By JEFF DURBIN, Missourian staff writer

January 24, 1999


Tom Kardon says his name belongs on a proposed city ordinance.

"Say Kardon's Law," he said.

The City Council will hold a public hearing Feb. 15 to consider a once-per-year limit for submitting the same or similar zoning request to the Columbia Planning and Zoning Commission.

After Kardon's third visit to the council last month, frustrated members began exploring a way to limit redundant requests.

Chuck Bondra, the city's assistant planning director, said repeated submissions are a burden on the public and members of the council and commission, who are volunteers.

"It wastes a lot of people's time," Bondra said.

On Thursday, the commission recommended approval of the proposal. If passed, the limit could be waived at the council's discretion.

Kardon, 51, owner of Tom's Imports, 810 Business Loop 70 E., has tried three times since September 1997 to rezone two houses at the corner of Providence Road and Third Avenue as planned commercial. Kardon wants to tear down the houses and build a foreign auto parts store. The houses are empty and boarded up, and they would be too costly to repair.

Kardon said he'll present his case at the public hearing, but he expects the once-per-year limit to pass anyway. If necessary, he'll wait a year before resubmitting his plan.

"I'm not going to give up that easy," Kardon said. "I'll keep trying because I'm right."

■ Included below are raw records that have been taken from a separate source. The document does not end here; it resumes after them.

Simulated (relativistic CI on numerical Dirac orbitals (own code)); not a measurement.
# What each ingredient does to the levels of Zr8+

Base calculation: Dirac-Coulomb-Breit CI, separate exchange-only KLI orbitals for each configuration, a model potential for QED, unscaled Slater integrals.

The location, across from Hickman High School, is appropriate for a business, Kardon said. People don't want to live on Providence Road because of traffic noise, while his parts store can bring tax revenue and jobs to the city.

However, leaders of the Ridgeway Neighborhood Association argue that the store would commercialize a residential neighborhood and increase traffic.

Columbia is also considering charging a fee for rezoning requests, as do many Missouri cities. The fee, expected to be about $150, will be discussed at the commission's Feb. 18 meeting.